Inclusion Now 62

The Green Paper and Inclusion: A view from Dame Christine Lenehan

Christine is the Director of the Council for Disabled Children

Dame Christine Lenehan

The SEND and Alternative Provision (AP) Green Paper is very clear about the poor outcomes and experiences of Disabled children and those with special educational needs:

  • Inconsistent levels of support
  • Delay
  • Unmet need

It also lays out the problems with the current system that is caught in vicious of cycle of late intervention and increasing demand:

  • Slow and adversarial process for accessing support.
  • Huge increases in the number of statutory Education Health and Care plans issued each year

The vicious cycle is well known to children and families as over stretched, as under resourced, and with unresponsive services which sees families moved up through levels of crisis – often into a ‘solution’ for their child that they would not have sought themselves.

Most families want all of their children, regardless of SEND labels, to go to the local school, build local friendships and be part of the local community. The system’s approach, which escalates to crisis management, often undermines that early on. Once this is broken it is very hard to restore.

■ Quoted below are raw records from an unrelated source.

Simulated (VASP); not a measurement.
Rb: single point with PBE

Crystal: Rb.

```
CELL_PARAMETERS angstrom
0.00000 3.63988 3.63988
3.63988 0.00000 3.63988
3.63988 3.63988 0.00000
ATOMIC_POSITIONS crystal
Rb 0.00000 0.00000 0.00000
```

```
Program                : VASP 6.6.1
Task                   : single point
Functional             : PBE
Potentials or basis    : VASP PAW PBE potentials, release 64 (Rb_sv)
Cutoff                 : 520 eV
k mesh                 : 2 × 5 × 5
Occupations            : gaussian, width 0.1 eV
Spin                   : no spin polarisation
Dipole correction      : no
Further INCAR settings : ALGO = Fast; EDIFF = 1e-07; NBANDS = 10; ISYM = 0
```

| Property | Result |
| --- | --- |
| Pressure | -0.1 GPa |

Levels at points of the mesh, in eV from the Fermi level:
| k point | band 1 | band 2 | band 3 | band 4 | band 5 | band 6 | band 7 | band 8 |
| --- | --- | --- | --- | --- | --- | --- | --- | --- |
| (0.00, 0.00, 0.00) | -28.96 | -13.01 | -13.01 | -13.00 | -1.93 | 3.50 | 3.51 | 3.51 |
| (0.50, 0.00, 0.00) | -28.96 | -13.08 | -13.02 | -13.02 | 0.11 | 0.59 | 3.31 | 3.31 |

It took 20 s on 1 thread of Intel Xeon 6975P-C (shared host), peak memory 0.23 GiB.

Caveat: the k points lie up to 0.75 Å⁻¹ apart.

On first reading, the Green Paper rightly identifies that the solution to these challenges lies in a more inclusive mainstream education system. The Green Paper’s proposal to develop standards on what support should be made available universally in mainstream settings is bold and could drive a far more consistent approach across the country. However, to truly deliver an inclusive system we must make changes to the wider framework that schools operate in. This includes the rigid and narrow mainstream curriculum, behavioural policies that take little account of difference, and accountability measures that penalise inclusive schools. Neither the SEND Green Paper or Schools White Paper appear to have actively sought to address these mainstream policies.

The Green Paper has bold ambitions, but we need to understand how it will be delivered:

  • What will mainstream schools need to change in cultural mindsets, which currently lead to the over exclusion of Disabled children and those with SEND?
  • How can we make sure that all teachers, indeed all staff, are trained and supported to work with children with SEND and see them as a valuable part of the school community?

The Green Paper is surprisingly light on the ‘hows’:

  1. How will we make SEN Support a process that is embedded and ensures children get their needs identified and met at the earliest opportunity?
  2. How will we incentivise schools to engage?
  3. How will we ensure MATs focus on supporting children in the mainstream rather than moving children to special and AP?

The Alternative Provision measures in the Green Paper are welcome. The Government should make sure that children in AP get a consistent, quality education, and are regarded as children who are expected to succeed and thrive rather than fail. But we also need to make sure that improving AP does not provide the basis for moving more children with SEND labels into this provision and away from mainstream.

There is much to think about in reforming SEND policy and legislation, and we need to ensure that the Green Paper consultation process is fully utilised. There are glimmers of hope for inclusion. We need to make sure they are magnified.